Python for Data Science

Parametric assumptions

Parametric tests have the same assumptions, or conditions, that need to be met in order for the analysis to be considered reliable.

Parametric test assumptions

  1. Independence
  2. Population distributions are normal
  3. Samples have equal variances

It is best to check the assumptions in the order above since some equal variance tests are sensitive to the distribution being normal.

Independence

This assumption is checked during the setup of the study. It means that each observation is independent of another; if there are 2 or more groups being compared, then it refers to that fact that groups are mutually exclusive, i.e. each individual belongs to only 1 group; and that the data is not repeated over time.
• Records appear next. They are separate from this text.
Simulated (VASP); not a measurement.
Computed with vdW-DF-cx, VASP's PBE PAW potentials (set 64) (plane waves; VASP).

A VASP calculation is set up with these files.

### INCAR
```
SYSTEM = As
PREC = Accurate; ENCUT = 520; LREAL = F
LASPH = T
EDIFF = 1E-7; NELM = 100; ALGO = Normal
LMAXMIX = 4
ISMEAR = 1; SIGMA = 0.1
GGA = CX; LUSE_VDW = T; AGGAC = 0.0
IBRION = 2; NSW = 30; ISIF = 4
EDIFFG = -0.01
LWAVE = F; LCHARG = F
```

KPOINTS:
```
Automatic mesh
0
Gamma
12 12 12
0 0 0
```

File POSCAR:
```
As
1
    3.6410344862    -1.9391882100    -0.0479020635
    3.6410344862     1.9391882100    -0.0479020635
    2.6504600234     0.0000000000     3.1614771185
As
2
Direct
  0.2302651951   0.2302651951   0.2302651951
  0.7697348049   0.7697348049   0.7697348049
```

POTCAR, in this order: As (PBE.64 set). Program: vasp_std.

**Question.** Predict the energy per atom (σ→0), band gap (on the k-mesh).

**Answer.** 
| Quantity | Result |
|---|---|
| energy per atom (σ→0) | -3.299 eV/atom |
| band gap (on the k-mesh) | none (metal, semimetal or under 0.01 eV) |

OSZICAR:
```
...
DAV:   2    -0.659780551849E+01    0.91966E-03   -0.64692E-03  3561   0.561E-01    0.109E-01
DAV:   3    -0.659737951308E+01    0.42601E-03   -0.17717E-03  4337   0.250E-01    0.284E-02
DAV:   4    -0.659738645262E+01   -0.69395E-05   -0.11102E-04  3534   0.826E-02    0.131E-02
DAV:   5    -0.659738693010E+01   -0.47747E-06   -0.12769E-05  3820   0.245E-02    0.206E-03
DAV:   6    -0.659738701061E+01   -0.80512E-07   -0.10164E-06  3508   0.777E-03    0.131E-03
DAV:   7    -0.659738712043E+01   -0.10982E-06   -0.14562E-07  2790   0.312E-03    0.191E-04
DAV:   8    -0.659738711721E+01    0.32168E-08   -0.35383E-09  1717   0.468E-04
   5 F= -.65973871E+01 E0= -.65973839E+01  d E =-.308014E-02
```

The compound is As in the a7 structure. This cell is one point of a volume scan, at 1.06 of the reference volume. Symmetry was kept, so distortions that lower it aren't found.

If data is repeated measures, longitudinal/panel or time series, there are appropriate methods to account for the repeated data points from individuals. This is typically handled in the math of the statistical test that is designed to analyze this type of data.

Normality

The normality assumption is applied differently depending on the statistical method being used. For example, it applies to the shape of the sampling distribution for the dependent variable (outcome variable) if it's a univariate test, to the difference scores if it's mean comparison (ex. independent sample t-test or paired t-test), or to the residuals if it's a regression framework. This assumption can be checked with a formal test or graphically. There are a few formal tests that can be used to check this assumption. Before that gets touched, the Central Limit Theorem needs to be discussed. Ott and Longnecker (2010, p.188) provide this overview about the Central Limit Theorem:

"Central Limit Theorem for $\bar{y}$
Let $\bar{y}$ denote the sample mean computed from a random sample of n measurements from a population having mean $\mu$, and finite standard deviation $\sigma$. Let $\mu_\bar{y}$ and $\sigma_\bar{y}$ denote the mean and standard deviation of the sampling distribution or $\bar{y}$, respectively. Based on repeated samples of size n from the population, we can conclude the following:

  1. $\mu_\bar{y} = \mu$
  2. $\sigma_\bar{y} = \sigma$
  3. When n is large, the sampling distribution of $\bar{y}$ will be approximately normal (with the approximation becoming more precise as n increases)
  4. When the population distribution is normal, the sampling distribution of $\bar{y}$ is exactly normal for any sample size n

No specific shape was required for these measurements for the Central Limit Theorem to be validated."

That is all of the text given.